Re: [BUGS] BUG #2114: (patch) COPY FROM ... end of copy marker corrupt

From: Bruce Momjian <pgman(at)candle(dot)pha(dot)pa(dot)us>
To: Ben Gould <ben(dot)gould(at)free(dot)fr>
Cc: PostgreSQL-patches <pgsql-patches(at)postgresql(dot)org>
Subject: Re: [BUGS] BUG #2114: (patch) COPY FROM ... end of copy marker corrupt
Date: 2005-12-27 03:24:40
Message-ID: 200512270324.jBR3OeK11101@candle.pha.pa.us
Views: Raw Message | Whole Thread | Download mbox | Resend email
Thread:
Lists: pgsql-bugs pgsql-patches


Sorry for the delay in responding. I have done research on your bug
report, and the problem seems even worse than you reported. First, a
little background. In non-CSV text mode, the backslash is the escape
character, so any character appearing after a backslash (all 255 of
them) is treated specially, e.g. \{delimiter}, \r, \n, and for our case
here '\.'. (A literal backslash is \\). In CSV mode, the quote is
special, but we don't have 255 special characters after a quote. Only
two double-quotes, "", are special, a literal double-quote.

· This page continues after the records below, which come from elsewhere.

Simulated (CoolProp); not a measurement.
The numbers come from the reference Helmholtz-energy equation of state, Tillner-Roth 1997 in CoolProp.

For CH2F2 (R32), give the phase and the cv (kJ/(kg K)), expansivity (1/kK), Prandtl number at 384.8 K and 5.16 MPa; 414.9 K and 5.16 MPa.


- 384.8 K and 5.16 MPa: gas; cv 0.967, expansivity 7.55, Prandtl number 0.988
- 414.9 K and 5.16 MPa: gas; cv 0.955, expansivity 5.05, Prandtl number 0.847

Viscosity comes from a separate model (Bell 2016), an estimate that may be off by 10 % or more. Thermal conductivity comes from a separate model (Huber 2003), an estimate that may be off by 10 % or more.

This behavior gives us problems for specifying the end-of-copy marker,
which is \, in both modes. The big problem is that \. is also a valid
CSV data value (though not a valid non-CSV data value). So, the
solution we came up with was to require \. to appear alone on a line in
CSV mode for it to be treated as end-of-copy. Your idea of using quotes
worked, but it wasn't the right solution. We need to enforce the
alone-on-a-line restriction. Our code had:

if (c == '\\' && cstate->line_buf.len == 0)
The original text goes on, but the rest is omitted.